Possibilities and Limits of a C2 (R)Evolution

By Lieutenant Colonel

By Lt Col



, GE


Joint Air Power Competence Centre

 February 2022


Military planners often focus on the development of individual capabilities without considering how they will work in concert with the rest of a nation’s forces or let alone allied forces. As with any fine symphony orchestra, harmonizing these capabilities requires a world-class conductor. Command and Control (C2) systems – and their operators – are the military equivalent of the conductor. It is intuitive that an improved C2 system can increase military efficiency and effectiveness, comparable to the orchestra playing more swiftly and striving for the perfect performance. However, what is actually considered a C2 improvement and how will such improvements be judged? Is it simply that a new C2 system can be considered better if the cost/benefit ratio at the strategic level is improved while controlling the same effect-delivering tools, or does improvement involve more aspects? The main factors for such improvements could be an increase of overall speed and a decrease in friendly force attrition. Assuming that the outcome of a fair one-on-one duel between two competing systems at the tactical level is a relatively statistical coin toss, this fair balance needs to be influenced by the advantages gained from the tactical to the strategic levels. The following will look at some options and their benefits, as well as their drawbacks.

Situational Awareness

One way to skew the balance and improve the effect-delivery of individual systems is to achieve better Situational Awareness (SA) than the opposing systems, which should enable optimized and faster decisions. This requires that all necessary information is available in time for each process (e.g. planning, deployment, engagement) to create an advantage. This is often also called information superiority.1 The sheer amount of active and passive sensors (including both technical and human) available to NATO and its nations, from all domains, produce massive volumes of data. The next steps are converting data to information and then possibly to knowledge,2 followed by its dissemination to the required users. Hypothetically, assuming that the continuous data and information sharing of national sources is given, it needs to be decided what can, will, and must be delivered, and to whom. The knowledge to information conversion before transmission requires trust, but also needs to utilize less bandwidth to save time when serving more than one user. Trust applied to digital content is sometimes referred to as e-trust.3 However, this reduces the options for context analysis by a local commander/operator, which, in turn, emphasizes the need for data/information veracity. Additionally, the more data/information that is available, the more imperative ‘what is relevant’ must be determined to create the advantage. Practically, this can only be done closer to the point of collection, unless the client knows exactly what he actually needs. This becomes less likely with the growing amount of available material, amplified by the bottleneck of distribution through existing networks. In addition, with the increasing volume of data, the actual need for computerized analytical support increases, which is true for detection, classification, identification, and the categorization of relevant data. This is where the constantly evolving fields of Artificial Intelligence (AI),4 Big Data,5 Deep Learning,6 and Quantum Computing7 can help to increase speed and efficiency.

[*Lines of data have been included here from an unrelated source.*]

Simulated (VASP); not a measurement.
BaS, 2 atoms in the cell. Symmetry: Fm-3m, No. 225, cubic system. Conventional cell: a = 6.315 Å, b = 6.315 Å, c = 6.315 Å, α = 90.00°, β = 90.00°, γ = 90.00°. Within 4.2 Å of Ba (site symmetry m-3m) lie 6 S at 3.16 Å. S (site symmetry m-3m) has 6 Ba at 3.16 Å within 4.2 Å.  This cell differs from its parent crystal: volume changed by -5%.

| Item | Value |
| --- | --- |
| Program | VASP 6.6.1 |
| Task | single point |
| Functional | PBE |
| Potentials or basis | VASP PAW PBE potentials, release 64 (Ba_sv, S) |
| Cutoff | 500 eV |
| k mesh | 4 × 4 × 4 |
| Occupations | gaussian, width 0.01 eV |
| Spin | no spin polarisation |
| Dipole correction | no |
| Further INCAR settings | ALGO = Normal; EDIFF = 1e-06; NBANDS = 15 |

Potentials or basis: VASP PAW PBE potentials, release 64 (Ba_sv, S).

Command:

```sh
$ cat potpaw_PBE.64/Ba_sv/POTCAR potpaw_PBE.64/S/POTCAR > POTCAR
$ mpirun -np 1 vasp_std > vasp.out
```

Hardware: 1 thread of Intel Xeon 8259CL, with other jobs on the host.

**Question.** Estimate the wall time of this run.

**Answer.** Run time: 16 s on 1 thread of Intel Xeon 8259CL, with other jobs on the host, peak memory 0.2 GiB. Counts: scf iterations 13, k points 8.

Such enhanced efficiency also has its drawbacks. Not only do we have to think about, and deal with, new types of misinformation, since it has a different meaning for an AI than for the human operator,8 but also the potential final recipients of the misinformation need to be trained accordingly. The human decision-making process is based on two types of reasoning: 1) more time-consuming deliberative reasoning, and 2) automatic reasoning for routine decisions. Studies have shown that humans tend to use more automatic reasoning when interacting with automated systems.9 The faster the system, the less likely the operator will use deliberative reasoning. The debate about killer robots10 revolves around automated or autonomous decisions, lacking the meaningful human control when using lethal force. This can be avoided by keeping these decisions in human hands. However, if the operator is not well trained, there could be little difference in the outcomes in some instances.

To use Surface-Based Air and Missile Defence (SBAMD) systems as an example, external cueing data allows for optimized emissions control and, therefore, later radiation detection and fewer electronic counter-measures. This also supports the optimization of intercept points and the employment of advanced fire control concepts11 like engage- or launch-on-remote. However, following several fratricide incidents by SBAMD units in Operation Iraqi Freedom, a United States Department of Defense report12 stated three shortfalls, which led to these sometimes-fatal circumstances. Firstly, critical identification systems performed poorly; secondly, there was a significant lack of SA in the air defence systems; thirdly, the SBAMD concept of operations did not match the actual operational conditions, yet the operators were trained to trust the system. This supports the notion that technical options need to go hand in hand with operational requirements and, most importantly, adequate training.

System of Systems in a Multi-Domain Environment

The overall efficacy of a military action relies on the capabilities used and the way they are employed. Enhancing either will surely improve the outcome. However, just optimizing existing capabilities and processes will have limits, e.g. technical limitations or procedural insufficiencies, to achieve the necessary effect. This might necessitate the development of completely new approaches or capabilities. In the end, the result needs to deliver the envisioned benefits whilst remaining robust for contingency circumstances.

One-on-one or one-on-many engagements are the individual puzzle pieces of every military confrontation, however, the overall purpose is to achieve a desired strategic end-state when using military force.13 Aside from individual system effectiveness, the art of military operations is to employ the selected military forces in concert to create overall advantage. At the operational/tactical level, the goal is to employ individual systems as synergistically as possible. Over the recent decades, the significantly increased SA has allowed military operations to switch from a more attrition-focused approach to a more effects-based idea. Furthermore, the ability to network military forces allows for increasingly dynamic joint and combined operations. In current NATO operations, a Joint Force Component leads the individual domain components (e.g. Joint Force Air Component), which provide capabilities in their respective domains. This necessitates, for example, the robust joint coordination of combined forces for target and protected assets prioritization, while still employing a domain-centric focus on effect-delivery itself. In this regard, a SBAMD unit, led by the air component, can provide coverage of an asset requested by the land component, or receive land or naval support for offence-defence integration. Despite joint coordination, domain planning remains mostly at the domain component level. One method to gain an advantage is to plan and execute faster than the opponent’s planning cycle, denying the adversary an opportunity for optimal execution. The better the overall SA, the better the military planner can define and understand the problem space.14 All of our available effects, which will help transform the problem space into our desired end-state, can be considered the solution space.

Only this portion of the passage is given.